When the Oregon Schools and Activities Association decided to add play-in games in 2010, I had major concerns.

The biggest problem I saw was that it was going to take away the importance of the regular season. I was also worried that some coaches would abuse the system, doing things like holding players out of games to rest them up for the postseason.

Two years later, I would like to take the opportunity to admit that I was wrong (that doesn’t happen very often, so enjoy it while you can).

The system is still far from perfect. Power rankings are a joke and it is nonsense that there are fully formed leagues like the Pacific Conference (eight teams), while there are hybrid leagues like the 6A Special District 2 (three teams).

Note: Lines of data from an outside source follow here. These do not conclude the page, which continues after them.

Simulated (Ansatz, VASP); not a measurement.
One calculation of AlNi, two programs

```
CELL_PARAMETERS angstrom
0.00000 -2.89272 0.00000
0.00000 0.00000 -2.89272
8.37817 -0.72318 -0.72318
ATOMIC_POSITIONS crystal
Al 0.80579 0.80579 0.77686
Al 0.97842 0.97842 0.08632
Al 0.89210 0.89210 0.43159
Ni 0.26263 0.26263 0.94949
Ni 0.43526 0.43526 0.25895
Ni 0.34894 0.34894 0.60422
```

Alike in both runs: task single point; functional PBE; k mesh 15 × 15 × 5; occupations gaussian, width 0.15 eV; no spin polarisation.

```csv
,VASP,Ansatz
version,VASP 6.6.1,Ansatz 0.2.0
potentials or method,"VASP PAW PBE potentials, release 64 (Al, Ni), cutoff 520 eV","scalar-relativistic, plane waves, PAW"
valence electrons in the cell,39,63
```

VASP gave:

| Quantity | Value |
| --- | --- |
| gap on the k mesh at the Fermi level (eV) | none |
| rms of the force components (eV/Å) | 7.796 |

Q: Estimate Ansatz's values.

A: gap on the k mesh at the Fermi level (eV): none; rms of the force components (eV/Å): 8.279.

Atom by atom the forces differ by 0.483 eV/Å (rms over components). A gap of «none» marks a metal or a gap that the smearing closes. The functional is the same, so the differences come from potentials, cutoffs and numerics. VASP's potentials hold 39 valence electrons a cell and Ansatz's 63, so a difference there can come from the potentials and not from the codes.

But the powers that be got it right when they decided to have an all-encompassing play-in game for 6A teams (Class 5A allows for fewer play-in games).

I cannot tell you for an absolute fact that coaches have not been abusing the system by resting players and keeping them out of competitions. That would take following more teams more closely than any one person has time for. I have not seen it happen with the teams I have covered, though.

As for the regular season not meaning anything, spend a little time talking to prep coaches at the beginning of the season and you will realize that doing well in league competition still matters to most.

I spent the latter weeks of August listening to coaches talk about how they wanted to use the preseason to prepare themselves for conference play. They told me how their teams wanted to win a conference championship.

If anything, having play-in games has made winning a league championship worth more than it was worth before. Teams do not just want to play for second or third place and a position in the playoffs. They know that they have a shot to go to the playoffs anyway. They want to bring home a league championship.

My initial reaction after learning about the play-in games was that allowing every team the opportunity to play in the playoffs ended up being a form of sports communism where the undeserving were rewarded along with deserving.

Well, in a way it is. But, this present is far more utopian than dystopian.

The teams that finish high in the league are rewarded with a bye. They still get credit for a good regular season. And as for the teams did not do well during the regular season, the play-in system still gives the athletes a chance to compete in a playoff environment.

And isn’t that who high school sports are supposed to be for?

Being able to play in a do-or-die situation is one of the highlights of sports. The win-or-go-home situation is what great books and movies are made out of. Giving kids a chance to experience that, even once, no matter how bad their team has played, winds up creating a memory that can last a lifetime for an athlete.

At the end of the season, the cream is still going to rise to the top in the Class 6A playoffs. There may be some upsets during the play-in games and there may even be some upsets in the first round of the playoffs. But, when the state championship games roll around, you are still going to see two of the best teams facing off against each other.

I spent time this week talking with Hillsboro football coach Ken Ingram. The Spartans have been atrocious this season, finishing 0-9. But, guess what? They still have one more shot at glory. Even after a terrible season, the play-in game against Westview allows the players a chance to create a storyline worthy of a Hollywood ending.

I’m not suggesting that you bet your house on Hillsboro beating Westview. Odds are that it is going to be a bloodbath for the Spartans. But, that’s why you play the game, isn’t it?

By having play-in games, OSAA is allowing prep athletes to play the game.

Stephen Alexander is the sports editor of the Hillsboro Tribune. He can be reached at This email address is being protected from spambots. You need JavaScript enabled to view it..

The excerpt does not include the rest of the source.